The art of film/TV audition is discovering not how you can act the role, but who you are in the role.
2. It requires its own technique. The art of performance requires a method that allows you to disappear into a character. The art of audition requires a technique that allows you to create and define that character with the unique qualities that are yours and yours alone.
The audition technique you use needs to increase your focus and concentration. It needs to assist you in listening and reacting with more energy and spark than you may normally listen with in your real life. It needs to make the stillness required in a film/TV audition look natural even if it’s an action scene! Your technique needs to help you safely and specifically target the most compelling qualities that you have to bring to the role. And because you are doing all of this preparation by yourself, your technique has to fulfill the role of a wise, gentle, and persistent director. Finally, it needs to allow you to let all of the work go so that you can be present in the room with confidence and ease, and be the actor they want to work with and have to hire.
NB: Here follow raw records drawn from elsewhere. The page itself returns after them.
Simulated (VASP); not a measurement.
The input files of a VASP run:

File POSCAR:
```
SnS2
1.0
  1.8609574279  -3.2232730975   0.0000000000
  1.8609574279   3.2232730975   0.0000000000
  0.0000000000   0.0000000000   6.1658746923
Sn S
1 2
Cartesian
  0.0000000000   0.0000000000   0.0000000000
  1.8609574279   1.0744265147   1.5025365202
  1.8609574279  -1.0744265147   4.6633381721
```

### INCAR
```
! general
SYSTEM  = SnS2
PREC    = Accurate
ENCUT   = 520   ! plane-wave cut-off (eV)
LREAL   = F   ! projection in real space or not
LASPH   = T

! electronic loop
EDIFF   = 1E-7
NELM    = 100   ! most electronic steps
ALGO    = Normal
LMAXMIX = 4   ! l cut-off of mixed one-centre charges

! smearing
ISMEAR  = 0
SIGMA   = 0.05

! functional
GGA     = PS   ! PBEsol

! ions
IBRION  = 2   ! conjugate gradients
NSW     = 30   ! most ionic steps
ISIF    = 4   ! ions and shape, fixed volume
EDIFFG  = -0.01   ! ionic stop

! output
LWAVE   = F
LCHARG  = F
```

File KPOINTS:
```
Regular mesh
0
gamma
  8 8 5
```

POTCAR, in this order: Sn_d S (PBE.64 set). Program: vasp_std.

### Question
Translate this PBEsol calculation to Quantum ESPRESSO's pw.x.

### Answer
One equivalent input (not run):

3. It demands a special brand of courage. Any art form that asks you to stand up in front of people and express yourself requires courage. Auditioning though, tests your courage, not just at the end, but every step of the way. It starts with having the courage to explore your heart and soul and to not stop until you find the truest and rawest parts of yourself to incorporate into the material. It continues in the need for complete trust in yourself and your instincts, as well as the courage to commit to your decisions having no idea how they will be received—auditioning is a solitary art form.
If you have mastered the art of auditioning, you have instilled the words on the page with your specific life and humanity. Now, you have to stand in the room and let everybody see your life and humanity with no work or character to hide behind and no other actors to save you. Just you.
And then you have to accept the responses to your audition. If you’re performing as an actor or singer, you can always assign some of the reaction to your performance to things outside of yourself: “they didn’t like the play, not their type of music, etc.” But in auditioning it’s once again just you, and if you don’t book the job, the “no” can have a much sharper sting.
Artists are always exposed to some degree when they share their work, but there seems to be always something in most artistic disciplines that leave the artist somewhat protected —partially clothed. A true and honest TV/film audition, however, demands complete exposure and full-frontal emotional nudity.
This is not an art form for the weak or timid; it requires all of the fierce and tender bravery of the true artistic warrior.
Auditioning—especially for the camera—is the art of personal expression. It is about bringing the words to life by instilling them with the most interesting, resonant parts of yourself—illuminating them with what excites and moves you, and then delivering them with a voice that is unique to you.
It is the art of telling the truth, naked, in extreme close-up.